Networking the Belgian Beer Landscape


Visualization

Belgium is famous for many things: waffles, fries, and chocolate among them.

But beer is probably at the top of the list. The Delirium Cafe in Brussels has a beer menu that more resembles a book. It contains over 2,000 different brands and currently holds the Guinness World Record.

In order to get a better sense of the Belgian beer landscape, I looked up the list of every beer: http://en.wikipedia.org/wiki/List_of_Belgian_beer

After copying this data into Microsoft Excel, I adjusted it so that I could upload the data into Gephi.

There was a total of 1594 beers. The list included four categories – Beer Brand, Beer Type, Alcohol Content, and Brewery, which I made into nodes.

Then, I created a spreadsheet for the Relationships. The three relationships were Beer Brand “isa” Beer Type, Beer Brand “HasAlcoholPercentage”, and Brewery “Brews” Beer Brand.

I uploaded the node table and relabeled the first two edge table columns to source and target so that I could upload them as well.

Once in Gephi, I received my initial graph of the data. I ran statistical analysis and found the Degree, Network Diameter, and Graph Density. I found that my data was extremely dense, which was going to make it a challenge to visualize. In addition, because this was multinodal data, I was limited in how much I could show.

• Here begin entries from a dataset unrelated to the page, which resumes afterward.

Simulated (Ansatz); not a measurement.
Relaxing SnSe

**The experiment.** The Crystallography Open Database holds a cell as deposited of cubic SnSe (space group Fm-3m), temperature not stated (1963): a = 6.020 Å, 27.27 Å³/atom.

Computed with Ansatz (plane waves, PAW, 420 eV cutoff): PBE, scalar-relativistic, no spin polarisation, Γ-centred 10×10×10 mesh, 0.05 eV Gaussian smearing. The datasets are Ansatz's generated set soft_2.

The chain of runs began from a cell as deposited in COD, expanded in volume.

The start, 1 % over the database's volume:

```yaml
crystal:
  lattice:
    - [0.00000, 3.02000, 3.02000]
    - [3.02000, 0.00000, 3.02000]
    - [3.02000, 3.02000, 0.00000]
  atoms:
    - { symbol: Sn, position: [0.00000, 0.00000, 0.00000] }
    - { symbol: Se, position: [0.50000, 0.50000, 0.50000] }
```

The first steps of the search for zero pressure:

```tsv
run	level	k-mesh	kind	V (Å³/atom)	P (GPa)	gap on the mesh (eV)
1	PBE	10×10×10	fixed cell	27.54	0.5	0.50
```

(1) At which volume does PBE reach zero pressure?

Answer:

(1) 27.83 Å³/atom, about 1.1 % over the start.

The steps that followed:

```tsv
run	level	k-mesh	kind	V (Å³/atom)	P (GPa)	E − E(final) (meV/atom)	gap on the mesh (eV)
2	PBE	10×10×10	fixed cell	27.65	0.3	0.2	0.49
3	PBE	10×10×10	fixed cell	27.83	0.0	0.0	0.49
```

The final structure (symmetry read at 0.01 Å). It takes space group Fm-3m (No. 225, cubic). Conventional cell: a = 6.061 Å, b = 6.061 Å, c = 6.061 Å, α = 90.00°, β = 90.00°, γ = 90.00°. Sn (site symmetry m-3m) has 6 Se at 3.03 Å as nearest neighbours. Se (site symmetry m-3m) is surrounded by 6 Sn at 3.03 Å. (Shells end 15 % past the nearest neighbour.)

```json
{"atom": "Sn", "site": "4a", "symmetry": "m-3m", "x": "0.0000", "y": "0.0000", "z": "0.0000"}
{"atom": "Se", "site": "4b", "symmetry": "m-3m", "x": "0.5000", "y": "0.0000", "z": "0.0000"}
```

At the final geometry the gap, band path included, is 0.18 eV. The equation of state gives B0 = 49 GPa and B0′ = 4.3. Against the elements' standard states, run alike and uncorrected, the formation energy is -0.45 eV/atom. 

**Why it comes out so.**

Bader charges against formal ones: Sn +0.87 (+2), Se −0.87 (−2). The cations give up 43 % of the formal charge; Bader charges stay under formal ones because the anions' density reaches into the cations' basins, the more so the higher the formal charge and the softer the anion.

After understanding my data a little better, I ran Force Atlas 2 to get a better sense of the visual network. The graph remained very dense, so I decided to play with the nodes.

Version3_2

I realized that ABV had the least percentage of connections and decided to filter that out. I then re-sized the nodes on my graph and got a great sense of the most popular beer types in Belgium.

I moved on to the preview section and tried to adjust the visualization so that it was more readable. I labeled the largest nodes so that it was clear to see the names of the most popular beer types.

However, there was one last step that I wanted to run in hopes of separating the sections. Despite the fact that my data was multinodal, I ran modularity.

After increasing the modularity to 3.0, I discovered four sections, separated by color: red, purple, teal, and yellow. I would have liked to edit the colors, but Gephi doesn’t offer great functionality for this.

Despite this, the colors do offer the viewer a clear sense of the most popular types of Belgian beer and which of those types are most related.

The data did make some sense in the end, in that the beer types in the same sections are similar.

 

Here is a view with larger labels:

Version5

 

 

The yellow section was made up of following main beer types: blond, triple, bruin, amber, and witbier

The red section: pilsner

The purple section: fruitbier

The teal section: hoge gisting

Based on the size of the nodes, Hoge Gisting proved to be the most popular beer type.

In future iterations, I would like to create a geospatial visualization with this data. It would be interesting to see what the most popular beers of different regions in Belgium are, and maybe which types are region-specific.